Ground conditions are very good in many parts of the country at present. This presents a great opportunity for getting a few loads of lime out this autumn.
With many fields closed up in the past week or two, now is an ideal time to spread lime on these fields.
When spreading compound fertiliser in a field which has a soil pH of 5.5 you are losing two thirds of the Phosphorus and one third of the Nitrogen due to fact that these nutrients are tied up in the soil and are not made available to the growing plant.
This means that if you spread a bag of 18.6.12 in a field with a soil pH of 5.5, then the reality is that you are really only getting the benefit of 12 units of Nitrogen and 3 units of phosphorus.
This is why correcting soil pH always comes ahead of correcting Phosphorus and Potassium deficiencies. With all this in mind, trials have shown that by increasing soil pH from 5.5 to 6.3, up to an extra 2ton of dry matter per hectare can be grown.

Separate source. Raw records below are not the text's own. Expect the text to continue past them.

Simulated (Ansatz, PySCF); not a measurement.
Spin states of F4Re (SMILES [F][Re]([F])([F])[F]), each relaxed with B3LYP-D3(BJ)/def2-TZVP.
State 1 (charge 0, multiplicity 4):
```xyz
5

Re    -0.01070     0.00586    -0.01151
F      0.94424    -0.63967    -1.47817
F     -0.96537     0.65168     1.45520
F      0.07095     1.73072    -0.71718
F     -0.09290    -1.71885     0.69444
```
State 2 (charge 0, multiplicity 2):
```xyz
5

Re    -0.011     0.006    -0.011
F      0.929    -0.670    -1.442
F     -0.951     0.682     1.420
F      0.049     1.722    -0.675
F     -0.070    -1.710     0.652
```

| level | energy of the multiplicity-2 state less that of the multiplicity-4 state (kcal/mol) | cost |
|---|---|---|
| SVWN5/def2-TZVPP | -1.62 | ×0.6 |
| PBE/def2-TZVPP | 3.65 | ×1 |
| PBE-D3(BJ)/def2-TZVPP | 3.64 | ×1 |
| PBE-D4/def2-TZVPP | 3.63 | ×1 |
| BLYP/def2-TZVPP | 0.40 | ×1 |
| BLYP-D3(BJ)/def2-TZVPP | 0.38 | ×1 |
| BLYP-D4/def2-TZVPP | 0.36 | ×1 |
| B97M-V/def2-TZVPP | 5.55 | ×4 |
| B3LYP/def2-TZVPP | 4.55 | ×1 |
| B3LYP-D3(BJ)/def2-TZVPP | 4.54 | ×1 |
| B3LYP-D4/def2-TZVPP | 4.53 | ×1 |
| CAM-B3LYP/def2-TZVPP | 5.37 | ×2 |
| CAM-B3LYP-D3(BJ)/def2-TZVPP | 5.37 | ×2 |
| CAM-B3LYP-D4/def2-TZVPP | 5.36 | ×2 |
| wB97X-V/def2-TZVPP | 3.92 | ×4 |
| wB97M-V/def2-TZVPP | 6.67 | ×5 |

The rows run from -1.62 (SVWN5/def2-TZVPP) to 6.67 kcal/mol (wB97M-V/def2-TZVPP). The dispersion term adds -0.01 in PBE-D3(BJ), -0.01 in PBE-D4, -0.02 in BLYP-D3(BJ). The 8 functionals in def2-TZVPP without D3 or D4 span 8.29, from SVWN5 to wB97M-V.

Nationally we are spreading approximately 750,000tonnes of lime annually.
However, to rectify the fact that two thirds of our soils nationally are deficient in lime, this figure needs to be doubled. In the '70s, our parents and grandparents were spreading far in excess of 1.5 million tonnes annually.
Calcium ground limestone is most common form of lime spread. It is readily available in most parts if the country and is fast acting and gives rapid pH adjustment.
Magnesium (Dolomitic) ground limestone is also available in many parts of the country. It is slower to react but has a higher liming value than Calcium limestone.
It is a good source of magnesium for soils with low levels or a history of grass tetany.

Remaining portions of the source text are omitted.